"Redacted" a shocking and deeply moving Iraq drama
By Ray Bennett
VENICE, Italy (Hollywood Reporter) - Veteran director Brian De Palma's filmmaking skills seldom have been as razor-sharp as they are in his sensational new film, "Redacted," about members of a U.S. Army squad who rape and murder a 15-year-old Iraqi girl and slay her family.
Made on HD video and employing images from digital cameras, video recorders, Internet uploads and old-fashioned film, De Palma's movie is a ferocious argument against the engagement in Iraq for what it is doing to everyone involved.
The harrowing film should find responsive audiences everywhere. It screened in competition at the Venice International Film Festival.

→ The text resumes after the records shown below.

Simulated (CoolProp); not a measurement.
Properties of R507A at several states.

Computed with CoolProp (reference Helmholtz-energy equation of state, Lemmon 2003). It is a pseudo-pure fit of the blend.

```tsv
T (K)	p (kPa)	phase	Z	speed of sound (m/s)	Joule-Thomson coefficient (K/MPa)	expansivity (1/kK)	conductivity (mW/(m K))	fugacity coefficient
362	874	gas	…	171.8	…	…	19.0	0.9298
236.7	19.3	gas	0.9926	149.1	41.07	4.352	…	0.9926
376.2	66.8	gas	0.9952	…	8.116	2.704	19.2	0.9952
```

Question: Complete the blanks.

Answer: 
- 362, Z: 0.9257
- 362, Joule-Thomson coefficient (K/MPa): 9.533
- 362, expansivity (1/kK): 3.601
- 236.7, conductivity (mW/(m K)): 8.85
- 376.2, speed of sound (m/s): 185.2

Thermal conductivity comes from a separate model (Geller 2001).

Made so expertly that it appears to be assembled from genuine footage, the film details the extraordinary psychological pressure suffered by young soldiers on checkpoint duty in occupied areas of Iraq. It then follows one unit as two of its members skew monstrously out of control.
De Palma's screenplay is outstanding, and he draws wonderfully naturalistic performances from his youthful cast. While sympathetic to the young men who lose their way in horrible circumstances, the film is nevertheless unflinching in its depiction of the horrors that can result.
A fictional story based on real events, "Redacted" distills images from an array of sources to tell its story, beginning with those captured by Angel Salazar (Izzy Diaz), a young soldier who hopes the footage will buy his way into film school. Clean-cut Lawyer McCoy (Rob Devaney) also wields a video camera, but Salazar goes to extremes making a daily record of almost everything he sees.
That includes conversation with the other guys in the unit: Reno Flake (Patrick Carroll), a doper whose name is apt; B.B. Rush (Daniel Stewart Sherman), a blowhard with a lot of body fat; Gabe Blix (Kel O'Neill), who likes to read John O'Hara; and two sergeants, Sweet (Ty Jones) and Vazques (Mike Figueroa). They goof around for the camera off-duty. Salazar even records them on-duty, so when one is blown to pieces by a bomb left in roadside trash, he gets it all.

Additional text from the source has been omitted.